It’s October. And that means that Hacktoberfest has started. If you can get four pull requests accepted on other people’s code repositories during October then you can win a t-shirt.
In many ways, I think it’s a great idea. It encourages people to get involved in open source software. But in other ways, it can be a bit of a pain in the arse. Some people go crazy for a free t-shirt and that means you’ll almost certainly get several pull requests that aren’t really of the quality you’d hope for.
I have a particular problem that probably isn’t very common. I’ve talked before about the “semi-static” sites I run on GitHub Pages. There’s some data in a GitHub Repo and every couple of hours the system wakes up and runs some code which generates a few HTML pages and commits those HTML pages into the repo’s “/docs” directory. And – hey presto! – there’s a new version of your web site.
A good example is Planet Perl. The data is a YAML file which mostly consists of a list of web feeds. Every couple of hours we run perlanet to pull in those web feeds and build a new version of the web site containing the latest articles about Perl.

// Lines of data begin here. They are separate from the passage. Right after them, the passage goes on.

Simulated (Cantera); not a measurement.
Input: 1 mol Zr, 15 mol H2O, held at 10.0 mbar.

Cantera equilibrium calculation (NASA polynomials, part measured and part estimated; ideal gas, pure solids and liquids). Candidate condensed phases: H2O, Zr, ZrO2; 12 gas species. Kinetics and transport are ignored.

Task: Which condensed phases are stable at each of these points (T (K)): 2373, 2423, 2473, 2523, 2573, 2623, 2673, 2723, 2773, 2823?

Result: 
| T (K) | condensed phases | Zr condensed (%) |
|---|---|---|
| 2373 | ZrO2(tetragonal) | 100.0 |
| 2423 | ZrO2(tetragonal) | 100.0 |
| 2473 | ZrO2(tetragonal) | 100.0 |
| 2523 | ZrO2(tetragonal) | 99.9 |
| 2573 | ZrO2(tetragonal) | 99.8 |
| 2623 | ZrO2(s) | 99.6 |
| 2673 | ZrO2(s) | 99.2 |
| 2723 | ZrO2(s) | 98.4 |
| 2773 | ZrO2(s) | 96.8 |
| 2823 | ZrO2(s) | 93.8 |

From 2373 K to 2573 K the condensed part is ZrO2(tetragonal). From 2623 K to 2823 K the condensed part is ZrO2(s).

Can you see what the problem is?
The problem is that the most obvious file in the repo is the “index.html” which is the web site. So when people find that repo and want to make a small change to the web site they’ll change that “index.html” file. But that file is generated. Every few hours, any changes to that file are overwritten as a new version is created. You actually want to change “index.tt”. But that uses Template Toolkit syntax, so it’s easy enough to see why people with no Perl knowledge might want to avoid editing that.
The README file for the project explains which files you might want to change in order to make different types of changes. But people don’t read that. Or, if they do read it, they ignore the bits that they don’t like.
So I get pull requests that I have to reject because they change the wrong files.
Last year I got enough of these problematic pull requests that I decided to automate a solution. And it’s this pretty simple GitHub Workflow. It runs whenever my repo receives a pull request and looks at the files that have been changed. If that list of files includes “docs/index.html” then the PR is automatically closed with a polite message explaining what they’ve done wrong.
This makes my life easier. It’s possible it might make your life easier too.